I recently sat down with Jacqueline Cheong and Robin Tang, the founders of Artie, to talk about what they’re building and why we were excited to lead their Series A at Standard Capital.

At a high level, Artie is a fully managed real-time data streaming platform. Most companies still move data in batches—dumping transactional databases into analytics systems every few hours or once a day. That works until data becomes operational. Once you’re powering fraud detection, recommendations, customer-facing analytics, or AI-driven workflows, hours of lag simply aren’t acceptable. You need correctness and freshness measured in seconds.

Streaming solves that, but it’s historically been incredibly hard to build. Companies stitch together open-source tools, orchestration layers, and endless guardrails, often dedicating large teams for years—and still end up with fragile systems. Robin described leading a seven-engineer effort that spent over a year building a streaming pipeline in-house and still didn’t have something production-ready. That story is far more common than people realize.

What clicked for Jacqueline and Robin is that this problem shows up at almost every company once they reach a certain scale. Spending one to two years rebuilding basic data infrastructure is a terrible use of engineering time. Artie exists to make streaming boring—in the best way—by delivering production-grade, real-time pipelines that can be deployed in minutes, without managing complex infrastructure.

The customer use cases have been compelling. Artie powers real-time fraud detection with sub-minute latency, recommendation systems that react instantly to user behavior, and increasingly, AI-driven products where data freshness directly determines quality. AI is accelerating the shift toward real time: when models and agents are running live workflows, stale data simply doesn’t work.

We also talked about team and culture. Artie is small, fully in-person, and building software that sits directly on customers’ critical paths. That combination demands both speed and rigor. The work matters, and the bar is high.

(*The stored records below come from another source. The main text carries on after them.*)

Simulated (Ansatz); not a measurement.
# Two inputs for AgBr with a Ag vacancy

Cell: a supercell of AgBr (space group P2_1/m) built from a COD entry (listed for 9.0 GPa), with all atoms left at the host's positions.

Finally, I asked why they chose Standard. The answer wasn’t about capital—it was about partnership, pattern recognition in developer infrastructure, and learning from a community of founders building adjacent companies. That’s exactly what we aim to provide.

Artie is on the right side of a major infrastructure shift. Real time is becoming table stakes, and we’re thrilled to be partnering with Jacqueline and Robin as they build the platform that makes it possible.